Saunders, who spent a year in Turkey, scoring 21 goals in 28 games, has been recruited to give Forest the firepower that Campbell, Lee, Silenzi and Co failed to deliver last season.

"I always set myself a target of 20 goals each season and I'm not going to change now," the former Derby, Liverpool and Aston Villa forward said. "I can't promise to score 20 goals but I feel certain I will be able to improve the team at Forest."

Having upgraded the front end, Frank Clark, the Forest manager, intends to strengthen the back by signing the Croat international Nikola Jerkan. Clark has agreed a pounds 1m fee with Real Oviedo, which will take his spending for the summer to pounds 3m. A work permit for the 31-year-old defender, who played in the Euro 96 quarter-final against Germany, has still to be secured but Forest do not envisage any problems.

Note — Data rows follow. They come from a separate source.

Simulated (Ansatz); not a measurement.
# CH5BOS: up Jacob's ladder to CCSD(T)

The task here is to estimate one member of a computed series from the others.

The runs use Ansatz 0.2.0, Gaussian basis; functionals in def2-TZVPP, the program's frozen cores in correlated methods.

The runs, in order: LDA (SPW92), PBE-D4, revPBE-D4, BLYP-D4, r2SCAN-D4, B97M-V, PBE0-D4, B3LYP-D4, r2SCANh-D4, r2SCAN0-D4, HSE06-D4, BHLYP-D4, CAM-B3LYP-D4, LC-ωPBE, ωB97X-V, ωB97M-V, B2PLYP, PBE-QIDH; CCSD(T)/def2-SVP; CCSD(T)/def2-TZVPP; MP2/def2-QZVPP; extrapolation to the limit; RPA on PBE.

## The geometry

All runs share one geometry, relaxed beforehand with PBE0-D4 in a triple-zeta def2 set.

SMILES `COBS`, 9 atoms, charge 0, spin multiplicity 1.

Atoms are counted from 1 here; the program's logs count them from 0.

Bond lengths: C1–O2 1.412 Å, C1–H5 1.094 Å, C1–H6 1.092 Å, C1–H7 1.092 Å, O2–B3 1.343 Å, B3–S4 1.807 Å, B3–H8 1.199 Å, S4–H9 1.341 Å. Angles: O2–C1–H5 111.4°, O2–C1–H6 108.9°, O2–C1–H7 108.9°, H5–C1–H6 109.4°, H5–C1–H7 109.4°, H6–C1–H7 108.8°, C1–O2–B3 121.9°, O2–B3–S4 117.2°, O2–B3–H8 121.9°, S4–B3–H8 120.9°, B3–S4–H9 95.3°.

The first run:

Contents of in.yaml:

The Danish international striker Mikkel Beck begins pre-season training today with a Middlesbrough team whose disciplinary record has led to Bryan Robson making an embarrassing appearance before the Football Association.

The Boro player-manager, who worked as assistant to the England coach, Terry Venables, during Euro 96, will face a disciplinary commission in Manchester on 9 August. The club will be hoping the powers of persuasion he brought to bear on the pounds 4m Emerson and the pounds 7m Fabrizio Ravanelli will deter the FA from handing the club a heavy fine.

The former Premiership clubs, Queen's Park Rangers and Manchester City, are also on the carpet, as are Portsmouth, Luton, Millwall, Gillingham and Hartlepool.

Beck is believed to have signed for Middlesbrough even though he has been involved in a dispute with Fortuna Cologne, who demanded a transfer fee because they claimed they had a year's option on his expired contract. A preliminary court hearing in Germany supported Beck, though the decision has yet to be ratified.

Manchester United have experienced "a slight hitch" concerning the pounds 3.5m transfer of Karel Poborsky, the Czech Republic midfielder from Slavia Prague. Negotiations were postponed at the weekend, but Maurice Watkins, United's legal director, described the delay as "nothing serious".

Fernando Nelson, the 26-year-old Portuguese international right-back, will arrive in Birmingham tomorrow to sort out personal terms with Aston Villa over his pounds 1.75m move from Sporting Lisbon.

Heading out of the country could be Claus Thomsen, Ipswich Town's Danish utility player, who is wanted by Torino.

A tribunal has ruled that QPR will have to observe a sell-on agreement and pay pounds 350,000 to Tottenham Hotspur for the striker Steve Slade. Rangers had offered pounds 100,000 for the England Under-21 international.

The spectator who caught the Euro 96 final ball after it was kicked into the Wembley crowd by a jubilant German player has given it to the makers of the crown jewels for safe keeping.

Peter Gibbons, a 33-year-old carpenter from South Harrow, has refused four-figure sums for the ball and has accepted an offer from Garrards to keep it in the same safe where the Premiership trophy is held. "I am very nervous about having it. I have lost sleep and I am off my food," he said.

The Referees' Association president, Peter Willis, has joined the call for the golden goal rule to be scrapped. "In my view, it is unnatural and brings a brutal end to a game," Willis said.